#60 Little Earl (David Hollander) – This was the little red-mulleted, pip squeak that was the proverbial kiss of death for “What’s Happening.” Talk about “Jump the Shark” – if this kid does not epitomize when the show started to suck, nothing does. The persistent story-line that Little Earl wanted Dee was disastrous as well. Big Earl was no great shakes himself. These two were supposed to provide a ratings bonanza? Raj, Rerun, and Duane deserved much better fate than that.
#59 Don King – Ubiquitously, conspicuously, and reprehensibly kept off the list to this point. Ambrosialy and surreptitiously it was invariably the white man’s idolatry that kept him from list so far. The master of onomatopoeia and person uglier than Baba-Booey. Is the grandfathery of EzEbonics-ey. Persnickety and promulgatingly stealing everything in the sight including allegedly Leon Spinks teeth-ety.
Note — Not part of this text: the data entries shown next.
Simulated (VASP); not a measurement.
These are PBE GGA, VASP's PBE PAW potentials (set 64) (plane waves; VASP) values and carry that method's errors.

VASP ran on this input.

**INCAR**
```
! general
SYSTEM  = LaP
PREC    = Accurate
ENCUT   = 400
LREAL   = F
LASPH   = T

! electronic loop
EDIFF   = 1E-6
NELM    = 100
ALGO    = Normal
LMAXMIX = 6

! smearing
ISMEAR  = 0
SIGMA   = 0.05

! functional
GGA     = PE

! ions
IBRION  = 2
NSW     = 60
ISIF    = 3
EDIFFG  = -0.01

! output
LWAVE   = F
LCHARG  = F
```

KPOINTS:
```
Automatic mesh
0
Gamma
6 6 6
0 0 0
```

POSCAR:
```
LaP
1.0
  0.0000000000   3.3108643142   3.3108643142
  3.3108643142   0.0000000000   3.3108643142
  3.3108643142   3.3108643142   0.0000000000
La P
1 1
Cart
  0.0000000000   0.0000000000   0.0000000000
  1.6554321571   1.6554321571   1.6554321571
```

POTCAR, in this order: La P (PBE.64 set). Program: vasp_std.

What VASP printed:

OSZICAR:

#58 Jerry O’Connell – Who are you? Check out the picture to the left. He is “that” guy. The irksome and loathsome fellow that bores you and makes your blood run cold on the talk show circuit. Apparently he was the fat kid in “Stand By Me.” However, now he is just a purposeless.
#57 Matt Damon – Another guy who can be described in 1 word, “BOOOOORRRRRIIIIIINNNNNG.” Maybe Letterman and Leno don’t suck, it’s just guys like this that make those shows unwatchable. Do you and that other guy have to be in every other movie made in the last 4 years? The over-exposure has become apparent, as somehow he made it on the video of my niece’s 8th Birthday party and EZE’s brother’s wedding. He really needs to cut back his schedule.
#56 Tyne Daly – “Hawvey, Hawvey, listen to me.” Ever since those blood curdling words were uttered by the former Cagney and Lacy star she has been destined to make CHL.com. This house-like moose apparently got divorced (surprise) and is no longer part of the privileged Tom & Helen Willis salt and pepper club.
#55 AC Slater (Mario Lopez) – TV’s residential hard-ass from, “Saved by the Bell.” We guess the producers needed the obligatory tough guy or something? AKA ‘Abnormally Cruel'. Since leaving, "Bell" he has: 1. Starred in the ill-fated “Greg Louganis Story.” 2. Also, the horrid USA network produced show where he was a bike cop (he’s no Erik Estrada.) 3. Has been accused of rape (which to be fair, we believe he was acquitted.) Hat trick retard! Any person that makes watching a particular show unwatchable is destined to make the list.
#54 David Caruso – Great job leaving “NYPD BLUE” you 5 foot nothin’ jabronie. You and fellow redhead Ralph Mouth (“Happy Days” to our retarded fans) really showed ‘them.’ Are you artistically happy now sitting home looking at the wall? Oh yeah, you are in borderline porn on Showtime at 2 am. Good Job ASSWIPE!
#53 Survivor(s) - Richard Hatch is big, fat prick, with apparently a small prick from all reports. If his poor son isn’t tortured enough over his homosexual father parading around naked on national TV, then maybe being forced out of bed at 4am to jog around the block will do it. Also, that other faggot Susan for that disgusting speech. Good job jackass blowing every advertising opportunity out the window. Finally, everyones favorite, Kelly, for using stolen credit cards and making it tough to defend her. Rudy was OK.
#52 Curly Joe Besser – Sorry ladies for having to use this word, but there is no other way to explain this guy except he is a GRADE A PUSSY. He was the member of the Three Stooges that joined the trio after the original Curly and Shemp left. Why would you join the Stooges when you are afraid to get hit, and bitch at the simplest of paint-brushes? For all those who whine when a ‘Shemp’ comes on you should count your blessings it isn’t this GRADE A PUSSY. Oh yeah, his family and the other Fat Joe (Derita) get a large percentage of the Stooge royalties for some unknown reason. Again, we apologize to our lady fans.
Please note that this was the only tie because we couldn't decide which was worse. Also, Shady T F'd up the numbering and didn't feel like redoing it.
#51 (tie) Lauryn Hill – Somehow she escaped our minds when putting together the list as she is really Top 10 material. She claimed that she'd rather have her babies "starve to death" than have white people buy her album? Then she claimed she was misquoted and/or misunderstood...
#51 (tie) Erik Nies – The pretty boy wannabe from one of the original, “Real World’s” and that other appalling show, “The Grind.” Erik come in here real close and tight, you don’t want to miss a word. We have secret especially for you. YOU’RE WHITE! We hate to be bearer’s of such sad news, but it looks like you’re S-O-L (and we all know what that means.)